Monday 20 July 2015

Tony Goulding on Cricket clubs in Chorlton ........South West Manchester and Chorlton-cum-Hardy

Both of Chorlton's cricket clubs present difficulties for a researcher as both have similarly named clubs in the area with which they could easily be confused.

Chorlton-cum-Hardy Pavilion
As well the obvious problem posed by Chorlton-on-Medlock there was also a cricket club known simply as "Chorlton" who in fact played in one of first recorded matches in the Manchester area against "Manchester Clarence" in 1843.

Incidentally some earlier matches dating back to 1832 were played by “Manchester" (the forerunner of the Lancashire county team) against both Sheffield and Yorkshire at a ground on Moss Lane which became the site of St Mary's church, Hulme

South West Manchester could well be mistaken for not only the South Manchester club which played on Burton Road ,Withington but also South East Manchester whose ground was on Anson Road, Rusholme (not far from Chorlton/Chorlton-on-Medlock's ground on Upper Brook St---.further muddying the waters).

Both clubs were formed in the early 1880's S-W. M. C .C . in 1882 and  the board outside their old ground (sadly no longer used for cricket) states that C-c-H.C.C. were formed in 1885.

The origins of this club go further back, however as it was reported in "The Manchester Times", dated May 31 1884, that a Mr. William Buckley was sentenced at the Salford sessions to 15 months imprisonment and 1 years police supervision for breaking into the Chorlton-cum-Hardy cricket club's hut and stealing a quantity of cricket balls.

Again both clubs appear to have fielded quite successful teams in the late Victorian era.
"Chorlton----"s record for the 1890 season was won 13, drew 3, and lost only 1 whilst, in the 1893 campaign even more impressively "South West" won 15, drew 4, and lost just the 1 match

In common with virtually every other sports club in the land each of Chorlton's cricket sides suffered tragic losses during World War 1.

Below are just two examples.

South West's secretary Frederick William Barker was mortally wounded on 29/30 August 1916 on the Somme  (probably during an attack on Delville Wood ) just 2 days after his promotion to Company Sergeant Major, "A" company 21st battalion Manchester Regiment -dying of his wounds on September 8 1916.

Lt. John Clarke of Hartington Road, a stalwart of the Chorlton-cum- Hardy team, was invalided home after being wounded on the western front 24th May 1918.

During the middle part of the last century significant developments took place Hardy Lane not only hosted some of the first official Lancashire Women’s cricket matches; against a Yorkshire XI on 15th. July 1933 and Middlesex 2 years later in May 1935 but also developed a multi-sport use of the ground with Tennis and Lacrosse sections of the club. The lacrosse team re-located to Timperly Cricket Club in 1970
This multi-use had not always been the clubs policy,however, as back in 1898 they had "evicted" Chorlton-cum-Hardy Hockey Club from their ground, causing that club to disband.
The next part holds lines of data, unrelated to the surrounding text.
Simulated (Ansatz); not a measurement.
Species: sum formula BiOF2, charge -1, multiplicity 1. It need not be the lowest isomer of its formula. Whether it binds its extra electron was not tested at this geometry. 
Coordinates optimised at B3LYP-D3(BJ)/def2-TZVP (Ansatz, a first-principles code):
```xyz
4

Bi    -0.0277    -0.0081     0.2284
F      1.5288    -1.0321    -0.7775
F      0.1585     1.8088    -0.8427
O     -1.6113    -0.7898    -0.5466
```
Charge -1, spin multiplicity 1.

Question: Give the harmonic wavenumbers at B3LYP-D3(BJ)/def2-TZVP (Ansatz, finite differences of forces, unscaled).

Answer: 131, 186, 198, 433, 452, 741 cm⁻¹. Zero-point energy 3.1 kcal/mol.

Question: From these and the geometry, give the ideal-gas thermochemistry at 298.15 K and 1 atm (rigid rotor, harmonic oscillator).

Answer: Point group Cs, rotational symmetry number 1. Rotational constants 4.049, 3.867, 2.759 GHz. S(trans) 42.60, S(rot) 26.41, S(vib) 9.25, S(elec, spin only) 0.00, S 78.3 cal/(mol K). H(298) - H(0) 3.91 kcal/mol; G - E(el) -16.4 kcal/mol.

South West Manchester's score box and dressing rooms
South West 's ground is now on Ellesmere Road ,however some early reports indicate an entrance on Egerton Road  -- but the existence of a "Chorlton Congregational Cricket Club" whose pavillion , on this road ,was broken into ( and sporting equipment stolen) during February 1905 makes this a matter for conjecture .

The land it occupies was once part of Hobson Hall farm and according to John M.Lloyd  " ----- South West Manchester  Cricket Club now occupies the site-----" of the hall.

Other uses had been made of this open area from time to time ,notably a Whitsuntide gathering of Moss Side Unitarians on 19th May 1893 and "Volunteer shooting" practice on  2cnd October 1905.

The parent cricket club like the Hardy Lane one developed another sporting use of the site but here it took the form of a thriving Bowling section and the provision of snooker tables.
The post World War 2 history of these two venues  also includes some very interesting changes and events ; perhaps to be written up another time.

Finally ,and completely unrelated, but showing how one historical enquiry can so easily lead on to another  I uncovered this fact whilst looking for background on Hobson Hall. In the 1861 census one of the labourers on the farm was Henry Hayson who was to give evidence against the Habron brothers  in the P.C.Cock murder trial

© Tony Goulding, 2015

Picture; courtesy of Tony Goulding

1 comment:

  1. I lived at 29 Ellesmere Road from 1946 until 1956 . It had been unoccupied during the war when the owners went to live in Canada. Dad died in 1963, Mum stayed on for a few years . I believe it was bought by the owners of No 31 who developed the 2 properties as apartments.
    As children - myself and my younger brother and sister spent many happy hours not only watching the matches but enjoying games in the then untended grounds.
    One of my treasured possessions is my autograph book signed by some of the famous players who took part in Benefit Matches.. Happy Days!